Tuesday, May 8, 2012

Gay Marriage's Unfortunate Reality

Barack Obama and his campaign are taking some heat this week over the issue of gay marriage, and while I understand some of the criticism, I also recognize what he’s doing.

The criticism I get: Progressives want the president of the United States to take a firm stand in favor of 100 percent equal marriage rights for all Americans. Period. I would love that, but while I absolutely believe that Obama supports gay marriage in his heart, I also understand why he’s been reluctant to say so. The political system in which our national politicians operate does not make it easy to take such a stand.

The criticism I can’t fathom: The message from Obama’s team on same-sex marriage is inconsistent, and it shows a lack of discipline. That’s garbage. It more likely shows a nuanced political approach to an issue that shouldn’t be so politicized, but unfortunately, it is.

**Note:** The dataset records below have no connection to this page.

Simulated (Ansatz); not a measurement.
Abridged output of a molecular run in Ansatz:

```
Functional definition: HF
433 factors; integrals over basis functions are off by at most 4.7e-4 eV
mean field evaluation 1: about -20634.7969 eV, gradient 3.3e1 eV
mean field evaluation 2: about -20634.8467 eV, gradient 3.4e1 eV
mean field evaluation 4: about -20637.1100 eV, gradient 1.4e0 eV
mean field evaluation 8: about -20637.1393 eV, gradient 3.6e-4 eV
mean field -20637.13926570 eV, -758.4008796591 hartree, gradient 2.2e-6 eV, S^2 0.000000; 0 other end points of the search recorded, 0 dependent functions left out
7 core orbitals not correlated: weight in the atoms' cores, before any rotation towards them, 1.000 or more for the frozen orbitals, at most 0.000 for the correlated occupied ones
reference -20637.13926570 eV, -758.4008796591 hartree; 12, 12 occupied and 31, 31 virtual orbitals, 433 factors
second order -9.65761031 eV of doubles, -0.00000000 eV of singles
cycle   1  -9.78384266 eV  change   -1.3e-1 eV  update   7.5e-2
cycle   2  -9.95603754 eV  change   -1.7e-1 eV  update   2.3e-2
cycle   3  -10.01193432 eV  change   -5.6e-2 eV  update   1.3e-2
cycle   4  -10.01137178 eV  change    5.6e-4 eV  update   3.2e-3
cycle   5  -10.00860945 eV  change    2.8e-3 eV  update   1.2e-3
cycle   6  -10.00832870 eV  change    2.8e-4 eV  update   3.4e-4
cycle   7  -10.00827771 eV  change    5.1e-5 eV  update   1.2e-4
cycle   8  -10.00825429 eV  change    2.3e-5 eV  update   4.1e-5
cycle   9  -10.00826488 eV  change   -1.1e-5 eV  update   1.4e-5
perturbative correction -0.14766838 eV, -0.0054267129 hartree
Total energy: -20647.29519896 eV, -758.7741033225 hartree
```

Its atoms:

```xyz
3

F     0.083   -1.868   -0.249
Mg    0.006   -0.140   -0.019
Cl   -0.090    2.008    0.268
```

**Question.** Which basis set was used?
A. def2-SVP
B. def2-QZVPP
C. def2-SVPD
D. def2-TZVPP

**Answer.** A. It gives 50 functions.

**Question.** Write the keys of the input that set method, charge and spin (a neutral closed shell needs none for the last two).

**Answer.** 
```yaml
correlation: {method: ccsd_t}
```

Like most progressives, I support equal marriage rights with as much enthusiasm as I support anything. Nothing frustrates me more than a bunch of straight people casting ballots that say gays and lesbians shouldn’t have the same rights as them, especially those straight people who supposedly get their direction from book that’s thousands of years old. I would like a constitutional amendment that prohibits any state from preventing gay marriage. I’m pretty sure I won’t see that in my lifetime.

Nevertheless, it’s kind of understandable why Obama has handled gay rights the way he has. Every so often he does something that indicates he’s on the side of progressives and gay activists. He verbally supports repealing Don’t Ask, Don’t Tell; his administration decides it won’t enforce DOMA; he claims his position on the subject is “evolving”; he signs the repeal of DADT; he sends his aides and VP out to declare their support of gay rights, in varying degrees.

Meanwhile, he won’t say something that hurts him in a swing state where voters may like his economic policies but are socially conservative. And therein lies the problem with our system. A small majority of Americans are fine with gay marriage, but the majority of Americans won’t count during November’s election. The majority of registered voters in a handful of swing states will make all the difference, and many of these voters base their decision on cultural issues that will never impact their lives (i.e., abortion, gun rights, Catholics and contraception, gay marriage). These are the people Obama must appeal to if he wants a second term.

We have a foolish system for electing the president. Not only are most states winner-take-all contests, but electoral votes are granted based on a state’s total of representatives + senators; in other words, it’s the number that it should be, plus two, which makes it disproportionate and gives small states more influence than they deserve. If you vote in California, New York or Texas, large states where the outcome is a given, then you are, for all intents and purposes, disenfranchised. If you live in Ohio, Pennsylvania, Indiana or Florida, for example, your vote matters. For the record, gay marriage is legal in none of those states.

My regret here is that if Obama loses in November, we can all forget about our leader openly supporting gay rights for at least another four years, and that would be a terrible blow to the cause. What would it mean to have the president stand up and say, “I support gay marriage,” rather than, “I support civil unions, and I believe gay marriage should be decided by the states”? I’d hate to see the president wait for a day that never comes.

That said, Abraham Lincoln, the “Great Emancipator,” drove radicals so crazy with his plodding pace on the slavery issue that many wanted to see him defeated for the 1864 Republican nomination. But Lincoln sought to gently guide public opinion without taking any drastic steps (remember, the Emancipation Proclamation didn’t actually free the South’s slaves since he had no say over the South at the time).